There were insults, threats and the Montreal players decrying a real lack of respect from the Boston side of the ice, and that kind of snarl lives on at least from the Bruins’ end of things.  

Canadiens center Tomas Plekanec isn’t very well-liked or well-respected within the B’s dressing room, and a national hockey audience got a taste of why when he repeatedly snapped his head back in embellishment during phantom high stick encounters against the New York Rangers in the Eastern Conference Finals. The blatant play-acting even spawned the hash tag #Plekanecing on twitter where fans snapped selfies in mock pain and head-snapping embellishment.

During the 2014 Phoenix House Champs for Change dinner in Halifax, Marchand was asked by AHL President Dave Andrews during a panel discussion which NHL player irritates him the most. Surely it’s a long list with an agitator like Marchand, but there wasn’t much hesitation in his answer.

“There are a few guys out there that really irritate,” said Marchand, who it should be noted has authored his own adventures in embellishment over the years. “Tomas Plekanec from Montreal…I hate him. I can’t stand him. No, I probably shouldn’t say that. I dislike him very much. Now somebody is going to call and get mad at me tomorrow.”

It sounds like Marchand has received a few calls to the Black and Gold principal’s office over the years.

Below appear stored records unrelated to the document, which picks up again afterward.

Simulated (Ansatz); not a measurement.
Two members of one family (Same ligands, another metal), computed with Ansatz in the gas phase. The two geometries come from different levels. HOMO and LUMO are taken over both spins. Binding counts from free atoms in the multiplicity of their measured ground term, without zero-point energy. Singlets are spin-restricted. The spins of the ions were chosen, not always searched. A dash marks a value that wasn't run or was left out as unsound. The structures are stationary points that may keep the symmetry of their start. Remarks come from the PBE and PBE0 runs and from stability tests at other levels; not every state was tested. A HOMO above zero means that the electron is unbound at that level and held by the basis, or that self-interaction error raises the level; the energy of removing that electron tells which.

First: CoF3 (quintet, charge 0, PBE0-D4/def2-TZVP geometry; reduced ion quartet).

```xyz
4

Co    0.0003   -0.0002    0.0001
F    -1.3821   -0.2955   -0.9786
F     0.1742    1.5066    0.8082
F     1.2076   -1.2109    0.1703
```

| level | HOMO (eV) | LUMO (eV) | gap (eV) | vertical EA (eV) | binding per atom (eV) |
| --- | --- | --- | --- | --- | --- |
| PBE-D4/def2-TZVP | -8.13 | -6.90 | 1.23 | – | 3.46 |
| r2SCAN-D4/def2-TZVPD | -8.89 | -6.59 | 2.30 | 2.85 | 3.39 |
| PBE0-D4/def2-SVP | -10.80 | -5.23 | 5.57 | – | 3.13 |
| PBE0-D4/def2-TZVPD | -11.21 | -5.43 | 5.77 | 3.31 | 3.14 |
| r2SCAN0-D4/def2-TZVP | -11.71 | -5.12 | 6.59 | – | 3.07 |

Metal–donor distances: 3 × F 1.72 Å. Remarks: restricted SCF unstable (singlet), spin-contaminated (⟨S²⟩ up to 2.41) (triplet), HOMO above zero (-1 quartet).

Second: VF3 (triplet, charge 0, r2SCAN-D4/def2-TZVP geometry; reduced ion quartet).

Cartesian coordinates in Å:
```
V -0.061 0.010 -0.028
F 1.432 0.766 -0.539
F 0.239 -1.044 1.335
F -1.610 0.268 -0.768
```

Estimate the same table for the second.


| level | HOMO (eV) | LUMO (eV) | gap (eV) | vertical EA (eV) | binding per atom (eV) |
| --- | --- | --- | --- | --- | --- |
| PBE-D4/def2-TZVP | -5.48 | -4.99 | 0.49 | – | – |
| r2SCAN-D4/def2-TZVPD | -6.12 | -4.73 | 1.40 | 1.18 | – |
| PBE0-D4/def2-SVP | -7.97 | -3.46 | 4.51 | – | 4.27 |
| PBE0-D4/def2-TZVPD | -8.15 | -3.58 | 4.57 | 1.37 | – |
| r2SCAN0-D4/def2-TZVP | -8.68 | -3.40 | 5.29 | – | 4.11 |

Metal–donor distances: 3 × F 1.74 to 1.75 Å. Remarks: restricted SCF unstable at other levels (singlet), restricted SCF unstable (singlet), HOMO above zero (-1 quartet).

That’s no surprise either.

It’s not a secret that fellow Czech center David Krejci isn’t a fan of some of Plekanec’s methods when the two players get matched up in the Bruins/Habs encounters. It should be noted that Plekanec has enjoyed the upper hand in the head-to-head battle between the two talented pivots, and once again frustrated Boston’s No. 1 center last spring with his high effort two-way play and borderline stick-work.

The one positive about all of this: the Bruins are clearly still livid about how they lost last spring, and who they lost to in the hated Habs. Marchand and the Bruins play a much more effective brand of hockey when there’s anger and upset, and perhaps even a bit of good, old-fashioned hate.